Python Progress Reports: Refreshing the Search Algorithms
Forward search is the last and biggest part of Nominatim to get ported to Python. Rewriting the search algorithm in Python was also an opportunity to review its design and correct some of the long-standing short-comings. This post looks into some of the changes made.
The secret to a good geocoding engine lies in its query parsing algorithm, the part of the code that takes a free-form text and converts it into a structured form that can be translated into SQL queries into the database. Nominatim has always taken an unopinionated approach to make as few assumptions as possible. Instead it creates a list of all possible interpretations of the incoming free-form text and tries all of them until it gets a result. This design makes searches a bit slower because there are potentially dozens of database queries. Still, it works very well with the heterogeneous OSM data with its many regional differences and its evolution over time. So there is no need to change the principle.

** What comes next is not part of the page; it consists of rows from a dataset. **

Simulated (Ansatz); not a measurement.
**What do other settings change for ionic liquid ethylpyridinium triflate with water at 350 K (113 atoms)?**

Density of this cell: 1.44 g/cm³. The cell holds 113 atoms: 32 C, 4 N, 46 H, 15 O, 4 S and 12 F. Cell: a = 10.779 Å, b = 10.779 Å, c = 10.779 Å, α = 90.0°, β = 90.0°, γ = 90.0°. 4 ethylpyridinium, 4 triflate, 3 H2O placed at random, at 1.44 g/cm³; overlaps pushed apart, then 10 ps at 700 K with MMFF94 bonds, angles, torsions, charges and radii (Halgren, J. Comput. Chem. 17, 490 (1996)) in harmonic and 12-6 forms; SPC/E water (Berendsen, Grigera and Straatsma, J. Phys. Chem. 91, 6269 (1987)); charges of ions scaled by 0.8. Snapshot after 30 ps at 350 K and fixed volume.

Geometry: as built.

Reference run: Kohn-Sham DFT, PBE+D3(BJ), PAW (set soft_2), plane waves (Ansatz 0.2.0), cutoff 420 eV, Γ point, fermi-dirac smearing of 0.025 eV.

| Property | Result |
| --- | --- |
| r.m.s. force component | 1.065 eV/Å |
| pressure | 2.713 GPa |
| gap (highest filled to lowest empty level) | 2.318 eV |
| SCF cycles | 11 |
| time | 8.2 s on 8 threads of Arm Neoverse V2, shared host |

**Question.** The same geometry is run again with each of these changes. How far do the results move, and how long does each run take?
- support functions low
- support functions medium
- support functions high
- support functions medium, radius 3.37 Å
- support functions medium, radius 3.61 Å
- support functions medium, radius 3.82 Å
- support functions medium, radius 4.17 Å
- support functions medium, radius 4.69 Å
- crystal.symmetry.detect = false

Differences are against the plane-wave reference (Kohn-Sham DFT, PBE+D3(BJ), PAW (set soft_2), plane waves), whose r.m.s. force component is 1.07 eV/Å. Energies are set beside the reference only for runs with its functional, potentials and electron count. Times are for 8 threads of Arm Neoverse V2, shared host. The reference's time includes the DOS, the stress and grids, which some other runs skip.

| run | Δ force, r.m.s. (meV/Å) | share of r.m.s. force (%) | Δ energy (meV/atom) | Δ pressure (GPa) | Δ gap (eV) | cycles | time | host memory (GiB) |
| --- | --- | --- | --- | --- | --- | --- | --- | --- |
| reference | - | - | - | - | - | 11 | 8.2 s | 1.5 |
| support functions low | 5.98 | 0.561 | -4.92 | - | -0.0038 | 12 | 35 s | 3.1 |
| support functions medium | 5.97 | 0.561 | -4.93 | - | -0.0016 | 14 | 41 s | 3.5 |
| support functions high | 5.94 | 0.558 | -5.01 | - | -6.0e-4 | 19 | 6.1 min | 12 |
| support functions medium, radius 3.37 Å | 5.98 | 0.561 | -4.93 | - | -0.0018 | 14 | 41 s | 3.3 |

One of the short-comings of the PHP implementation is that it works strictly sequentially: first create a list of structured queries from and put them in an order of best fit to the original free-form query. Then execute the list until the database returns a result. Then recheck the results against the original query to put them in an order. In practise, it is not always possible to put the different interpretations of the free-form query into the right order without seeing what results the database will yield. The Python code therefore switches to a global measure of accuracy that combines the likelihood how well the structured query matches the free-form text with the likelihood how well the result from the database matches the original query.
This unlocks some improvements to the search experience. Let’s have a look at two examples.
Full-name matches vs. partial matches
One of the most annoying features of Nominatim was that it would give a
hard preference to matches of the full name. To give you an example:
assume that OSM has the well-known city only tagged with name=New York City
.
In addition there is a small restaurant in Chicago with name=New York
.
In such a constellation a search for ‘New York, US’ would return the
restaurant because it is a perfect match (and well within the United States)
instead of the much better known city.
With the global accuracy measure, Nominatim is now able to search for full-name matches and partial matches at the same time, giving all results with partial matches a lower score. So there is still a preference for perfect name matches but they won’t prevent partial matches from appearing up anymore. In the case of New York, the city would still show up as the first result because the fact that it is very well known gives the global accuracy an enormous boost.
Better matching of scripts
When Nominatim searches for a place, it doesn’t use the name as it was typed in the search box. It uses a form that is translated into Latin script. This allows for some fuzziness when handling multi-lingual data sets. It doesn’t matter if you type ‘manhattan’, ‘манхаттан’ or ‘マンハッタン’. All of these searches will find Manhattan. The downside is that sometimes two obviously different names still match up because the transliteration happens to be the same. There is a long-standing bug report that a search for ‘Rømø’, an island in Denmark, would consistently return Rome as a result, just because Rome is very well known and happens to be called ‘Romo’ in Esperanto.
With the new global accuracy measure it is possible to give results with matching scripts a proper boost and avoid such confusion in the future.
Readjusting the algorithm
Deciding how well a structured query or a database result matches to the free-form text query is not a hard science. There are a lot of knobs and screws that need to be adjusted through trial and error. The new global accuracy measure comes with a whole different set of knobs and screws and it will take a while to find the optimal adjustments.
To come to a useable initial setting, the geocoder-tester dataset comes in handy This is a test set of almost 50.000 search queries. They are mostly addresses and simple city name searches but also contain searches for POIs like airports and museums. For the PHP implementation 72.8% of the tests pass. In the initial Python implementation the success rate dropped to 68.3%. After some tweaking, the success rate is now 74.6%, already a 2% improvement over the old PHP code.
Many thanks to NGI Zero who are funding this work on improving Nominatim.